[WIP] Add reinsert functionality
VERY MUCH [WIP] AT THE MOMENT
I expect that I will be moving some commits around here and there, possibly into other branches to reduce this branch's size, and hopefully make the code look a lot better... but this is just a starting place for some feedback and discussion to get started.
Also of note: The first couple of commits are currently based on my previous unmerged PRs:
- https://github.com/juliancheal/code-extractor/pull/9
- https://github.com/juliancheal/code-extractor/pull/10
Simpler viewing can be found here:
https://github.com/NickLaMuro/code-extractor/compare/convert-to-module..extract-to-existing-repo
Changes
This is effectively the "undo" feature of the original project. By that, it allows a user to take a portion (or all) of a previously extracted project, and re-insert it back into the original project from which it came from.
This becomes tricky, as we need to filter out the existing commits that existed previously in the old ("target") repository. As a result, 3 filter-branch passes are done to achieve this change:
- After determining all file names that existed for the current extractions, filter commits to down to ones that only include the files we wish to commit. In addition, create a script to move any of those files into a temporary directory, maintaining the directory structure as we go.
- Take the temporary directory that was created and do a second filter that makes the new root of the project the temporary directory we created in the previous filter.
- After adding the target repository as a remote, filter the commits out that already exist in that remote. Also in this step, a commit is re-written that is shared between both repos that will be the "re-inject" commit, which all of the injected commits will be based off of.
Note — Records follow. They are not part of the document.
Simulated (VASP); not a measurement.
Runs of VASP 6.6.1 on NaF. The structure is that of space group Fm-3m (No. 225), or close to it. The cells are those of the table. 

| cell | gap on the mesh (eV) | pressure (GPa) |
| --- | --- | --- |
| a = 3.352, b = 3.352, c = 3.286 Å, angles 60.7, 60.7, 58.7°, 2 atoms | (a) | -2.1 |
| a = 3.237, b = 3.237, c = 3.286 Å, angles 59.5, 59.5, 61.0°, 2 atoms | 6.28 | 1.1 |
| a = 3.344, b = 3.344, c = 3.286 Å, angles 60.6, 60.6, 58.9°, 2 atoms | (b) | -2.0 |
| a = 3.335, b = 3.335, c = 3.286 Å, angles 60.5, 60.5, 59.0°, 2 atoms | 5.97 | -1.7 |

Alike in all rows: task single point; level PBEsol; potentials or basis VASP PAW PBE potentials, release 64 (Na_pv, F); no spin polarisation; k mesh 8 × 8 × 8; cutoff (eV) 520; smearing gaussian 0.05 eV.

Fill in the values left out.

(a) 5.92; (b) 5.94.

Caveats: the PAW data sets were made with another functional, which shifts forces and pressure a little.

From there, cherry-pick commits onto a new branch that is based off the existing HEAD of the current target remote's branch (most likely master) that will be receiving the "injected" commits. This allows the target repo to have the commits that were created "post extraction" that are based off a commit that re-adds the code in a state where it was originally extracted from.
Just an FYI: I tried running this on bits of the manageiq-gems-pending code that I planned on running this on, and unfortunately part of it doesn't work since that project was extracted prior to this project existing, and some assumptions were made to filter out existing commits that doesn't work without the commit messages including the (transferred from ManageIQ/manageiq@-----) bit.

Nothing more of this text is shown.